This note attempts to quantify the uncertainty involved with using an "ideal" power sensor to calibrate the output power of a signal generator that has a realistic output impdedance, referred to as the source impedance.
The ideal power sensor presents a perfect 50 $\Omega$ load impedance.
The ideal power sensor measures power with no errors or uncertainty.
Then a realisic load is attached in place of the power sensor, and the actual power transfered to the load is analyzed to identify the power transfer uncertainty due to realistic source impedance and realistic load impedance.

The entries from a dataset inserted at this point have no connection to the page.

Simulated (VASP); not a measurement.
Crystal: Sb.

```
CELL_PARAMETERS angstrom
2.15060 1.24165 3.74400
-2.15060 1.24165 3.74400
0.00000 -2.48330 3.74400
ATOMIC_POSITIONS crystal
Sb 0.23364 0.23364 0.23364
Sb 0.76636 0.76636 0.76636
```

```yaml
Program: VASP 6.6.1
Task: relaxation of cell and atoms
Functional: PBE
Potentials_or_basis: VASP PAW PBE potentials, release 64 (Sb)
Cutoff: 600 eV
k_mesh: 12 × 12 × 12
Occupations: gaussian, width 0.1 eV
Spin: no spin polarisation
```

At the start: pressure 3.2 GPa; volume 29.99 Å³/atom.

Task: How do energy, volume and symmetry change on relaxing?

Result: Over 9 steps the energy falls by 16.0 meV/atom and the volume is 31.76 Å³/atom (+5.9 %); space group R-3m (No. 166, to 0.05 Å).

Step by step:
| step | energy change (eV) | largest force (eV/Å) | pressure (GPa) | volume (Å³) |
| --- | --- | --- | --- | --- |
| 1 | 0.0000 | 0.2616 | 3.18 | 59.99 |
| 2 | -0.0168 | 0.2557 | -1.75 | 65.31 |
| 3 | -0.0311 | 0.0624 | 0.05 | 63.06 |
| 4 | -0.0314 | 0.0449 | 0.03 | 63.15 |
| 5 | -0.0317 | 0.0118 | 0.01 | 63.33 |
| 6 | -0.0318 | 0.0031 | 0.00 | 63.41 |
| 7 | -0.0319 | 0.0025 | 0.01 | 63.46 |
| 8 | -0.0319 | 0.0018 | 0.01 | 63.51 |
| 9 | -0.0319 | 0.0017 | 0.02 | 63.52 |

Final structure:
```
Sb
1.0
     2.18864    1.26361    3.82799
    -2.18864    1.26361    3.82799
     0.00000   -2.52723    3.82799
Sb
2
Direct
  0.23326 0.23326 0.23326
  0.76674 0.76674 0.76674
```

Just a bunch of python code to import libraries and define useful functions.
import ziaplot as zp
import schemdraw
from schemdraw import dsp
import schemdraw.elements as elm
import schemdraw.elements.cables as cbl
import cairosvg
from PIL import Image
import math
import cmath
import numpy as np
def Gamma_2_RL(x):
"""
Calculate return loss in dB
"""
RL = -20*np.log10(abs(x))
return RL
def RL_2_Gamma(x):
"""
Calculate the absolute value of the reflection coefficient
"""
Gamma = 10**(x/(-20))
return Gamma
def Imp_2_Gamma(x):
"""
Calculate the complex reflection coefficient from complex impedance
"""
Gamma = (x-50)/(x+50)
return Gamma
def Gamma_2_Imp(x):
"""
Calculate complex impedance from complex reflection coefficient
"""
ZL = 50*(1+x)/(1-x)
return ZL
def Lin_2_dBm(x):
"""
Convert linear power to dBm
"""
dBm = 10*np.log10(abs(x/0.001))
return dBm
def dBm_2_Lin(x):
"""
Convert dBm to linear power
"""
lin = 0.001*10**(x/10)
return lin
def Lin_2_Volts(x, y):
"""
Convert linear power to volts
"""
volts = np.sqrt(x*y.real)
return volts
def SG_Imp_2_Volts(x):
"""
Convert SG impedance into voltage when calibrating with ideal power sensor
So perfect 50 ohm load
dissipating a perfect 0.001 watts
"""
load_volts = Lin_2_Volts(0.001, 50)
SigGen_volts = load_volts*(50+x)/50
return SigGen_volts
def Load_Cal_Power(SG_imp, Load_imp):
"""
Calibrated power for various SG and load impendaces
Assume calibration of a realistic SG with an ideal power sensor
Then connect a realistic load
"""
PM_volts = np.sqrt(0.001 * 50) # convert 1 mW in a 50 ohm load to voltage
SigGen_volts = PM_volts*(50+SG_imp)/50 # PM volts related to SG volts with voltage divider
Load_volts = SigGen_volts*Load_imp.real/(SG_imp+Load_imp) # replace PM with load, calculate power delivered to load
# NOTE: voltage across real part of the load...
Load_power_lin = abs(Load_volts)**2 / Load_imp.real # linear load power in real part of the load
Load_power_dBm = 10*np.log10(abs(Load_power_lin/0.001)) # convert power to dBm
return Load_power_dBm # NOTE: target power was 0 dBm, so this value is also dB of error...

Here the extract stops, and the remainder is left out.